In recent weeks I have read several reports which have been decidedly gloomy. The authors would probably concede that the pictures they are painting are not cheery, but do give some reasons for which to be hopeful. However, their reasons for having hope focus on the accommodative policies which have already been undertaken by the Fed and the future effects of government stimulus. Is it that some economists and strategists do not understand how and why the economy has declined to such a distressed state?
That is unlikely, it is more likely that economists have nothing else on which to fall back, but the hope that policies which have successfully stimulative in the past will once again be effective. That to me is disturbing. It is disturbing because the stimulative policies of the recent past focused on making borrowed capital more affordable. Such policies never solved the problem, they only masked the problem. This is akin to warding off a hangover by becoming drunk again at the onset of a headache. If one can stay drunk, one never has to experience a hangover. That is until either one runs out of alcohol or dies of alcohol poisoning. The economy has run out of alcohol.
Let’s go back to early 1980s. The economy was mired in a morass of no growth due to high taxes, inflexible labor laws and prohibitively high inflation. Then Fed Chairman Paul Volcker correctly identified high inflation pressures as the culprit for the stagnant economy. Contrary to recent Fed policy he raised interest rates to stimulate the economy. The plan was to combat inflation by making it prohibitively expensive to borrow. Mr. Volcker made it difficult to lever up. That the resulting recession was necessary as it reduced demand to the point where inflation was defeated. Once inflation was defeated, the economy began a long, steady march upward.
All was fine through remainder of the 1980s. Yes there was the 1987 market crash and a recession in the early 1990s (exacerbated by the First Gulf War), but the economy experienced steady growth with mild periodic corrections. However, after the 1980s rapid recovery from the malaise of the 1970s, the public expected strong growth all of the time. Slow growth and recessions were considered the result of failed policies and not of normal economic cycles. Thus, the Fed would lower rates aggressively to stimulate the economy. The culture of borrowing was born of affordable leverage.
To the delight of consumers, free trade policies, welfare reform and an explosion of technological advances combined to have a turbocharger affect on the economy. By late 1999 public perception that the tech bubble was the new reality. Every venture with “dot com” in its title was considered can’t-miss business idea. Actual earnings or business plans (many ventures had no business plans) were of little concern to the new dot-com investors. Newer financial advisers were also sucked in. Investors of all ages loaded up on tech.
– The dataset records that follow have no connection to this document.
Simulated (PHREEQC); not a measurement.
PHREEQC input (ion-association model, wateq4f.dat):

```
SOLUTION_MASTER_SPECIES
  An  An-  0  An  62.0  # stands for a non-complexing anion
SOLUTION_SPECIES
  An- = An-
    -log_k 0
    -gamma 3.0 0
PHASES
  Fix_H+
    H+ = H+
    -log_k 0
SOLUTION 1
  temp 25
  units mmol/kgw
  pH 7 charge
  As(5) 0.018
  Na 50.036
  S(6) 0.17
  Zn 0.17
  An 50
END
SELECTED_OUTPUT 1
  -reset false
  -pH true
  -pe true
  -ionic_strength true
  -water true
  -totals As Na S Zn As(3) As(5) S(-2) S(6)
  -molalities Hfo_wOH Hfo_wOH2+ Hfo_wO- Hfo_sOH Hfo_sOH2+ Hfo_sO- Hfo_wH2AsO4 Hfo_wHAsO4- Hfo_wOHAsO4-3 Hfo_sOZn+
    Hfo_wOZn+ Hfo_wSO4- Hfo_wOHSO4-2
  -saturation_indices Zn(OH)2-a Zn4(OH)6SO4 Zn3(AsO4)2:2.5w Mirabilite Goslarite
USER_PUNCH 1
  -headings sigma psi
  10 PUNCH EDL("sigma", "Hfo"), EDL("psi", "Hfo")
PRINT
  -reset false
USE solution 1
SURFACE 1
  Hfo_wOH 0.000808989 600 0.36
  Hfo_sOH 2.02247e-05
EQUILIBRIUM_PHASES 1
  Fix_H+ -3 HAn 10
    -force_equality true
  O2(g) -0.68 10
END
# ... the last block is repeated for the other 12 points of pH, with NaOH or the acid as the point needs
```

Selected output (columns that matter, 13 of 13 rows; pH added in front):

Former Fed Chairman, Alan Greenspan’s warning about “irrational exuberance” went on heeded. When he saw the economy overheating due to preposterous investor expectations he increased interest rates. That removed leverage from the economy keeping many investors on the sidelines. Companies found venture capital more difficult to obtain. Without additional venture capital, many dot-coms failed as they were never able to generate a profit. This caused the markets to take a closer look at the tech sector. What they found was a sector littered with bad businesses. As should happen in a free market economy unviable businesses were permitted to fail. Of course the public saw the bursting of the tech bubble and the following recession as a failure of policy rather than what it really was irrational behavior on the part of investors. Business (and personal) failures are normal parts of life, except when people are told that they are not.
The recession of 2001 was blamed on the new president because it made for a good sound bite. Political pundits began telling the public that they deserved a return to a “healthy” economy like they had experienced in the late 1990s. People bought into the idea that double digit growth and windfall investments were normal!
As it had done since late in the Paul Volcker era, the Fed eased to stimulate the economy, stimulation via cheap borrowing. Fed Chairman Alan Greenspan became concerned that although business activity increased, job growth remained modest (the so-called jobless recovery). Modest job growth was due to productivity gains resulting from technological advances and globalization. Fewer workers were needed to produce the required goods and service for a given amount of economic growth. That answer was politically unacceptable.
The Fed began a strategy of supercharging the economy by bring the Fed Funds rate to 1.00% was, in affect, a negative interest rate as it was below the rate of inflation. Even investors who had to pay higher-than-typical interest rates were borrowing at historically low rates. Combine that with the banks’ ability to bury exotic and subprime loans into AAA-rated securities and the recipe for disaster was not only on the stove, it was coming to a boil.
We all know what happened next. We are living it right now. What many of us many not realize is that we are not experiencing a collapse of our capitalist system (take that George Soros), but a reversion to an economy based on fundamentals and prudent lending. The last to booms (bubbles) were unsustainable economic aberrations. Efforts to re-inflate the bubble via the traditional policies of easy money have proved unsuccessful. Some businesses (possibly some banks) may fail. Many homeowners will lose their homes. These are unfortunate, but necessary occurrences. The leverage binge is over. The sooner we deal with the headache and move on the better.